Tight squeeze: Community college enrollments skyrocket as more workers seek retraining, but state funding for schools is shrinking
The Washington Post
LAS VEGAS - The gambling economy here has crapped out, but at the swelling community college, workers are in the grip of new aspirations.
In one small anatomy lab, there's a craps dealer training to become an anesthetist, a cocktail waitress who wants to be a dental hygienist, and a former stripper seeking to become a nurse.
"People are always going to be going to the dentist," explained Misty Stevenson, 36, the aspiring hygienist, a mother of three and a cocktail waitress for 16 years, explaining her career choice after her income plunged during the downturn.
The trouble is getting a seat in class.
All over the United States, community college enrollments have surged with unemployed and underemployed people seeking new skills.
But just as workers have turned to community colleges, states have cut their budgets, forcing the institutions to turn away legions of students and stymieing the efforts to retrain the workforce.

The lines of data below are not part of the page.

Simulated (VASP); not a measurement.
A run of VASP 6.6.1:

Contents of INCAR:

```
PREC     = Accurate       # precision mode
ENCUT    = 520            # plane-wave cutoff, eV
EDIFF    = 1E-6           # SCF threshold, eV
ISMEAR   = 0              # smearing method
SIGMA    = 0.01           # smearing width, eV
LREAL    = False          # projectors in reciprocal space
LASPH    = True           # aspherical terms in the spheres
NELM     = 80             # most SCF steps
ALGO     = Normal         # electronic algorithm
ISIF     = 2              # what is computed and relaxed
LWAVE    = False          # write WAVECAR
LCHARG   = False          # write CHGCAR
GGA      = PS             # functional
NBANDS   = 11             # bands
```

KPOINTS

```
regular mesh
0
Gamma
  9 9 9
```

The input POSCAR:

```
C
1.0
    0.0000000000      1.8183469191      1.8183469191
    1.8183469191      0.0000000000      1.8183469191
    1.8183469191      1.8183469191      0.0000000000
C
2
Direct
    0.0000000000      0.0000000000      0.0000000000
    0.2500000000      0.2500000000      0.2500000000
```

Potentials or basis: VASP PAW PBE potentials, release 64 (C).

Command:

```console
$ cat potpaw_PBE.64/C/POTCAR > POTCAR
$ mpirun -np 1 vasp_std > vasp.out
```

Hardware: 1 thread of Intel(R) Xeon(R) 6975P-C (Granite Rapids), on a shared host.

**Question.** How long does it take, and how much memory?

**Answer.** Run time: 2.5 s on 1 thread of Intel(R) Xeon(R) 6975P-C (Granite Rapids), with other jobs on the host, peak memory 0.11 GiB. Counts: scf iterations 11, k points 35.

Unemployment is highest among the nation's lesser-educated workers, and for them, community colleges offer a critical pathway to new jobs: Classes are open, relatively cheap and often tailored to picking up job skills.
The process of retraining these workers is considered vital to rebuilding the economy.
The institutions are "a gateway for millions of Americans to good jobs and a better life," President Obama said at a community college summit in the fall.
But with waning state budgets, that gateway is narrowing.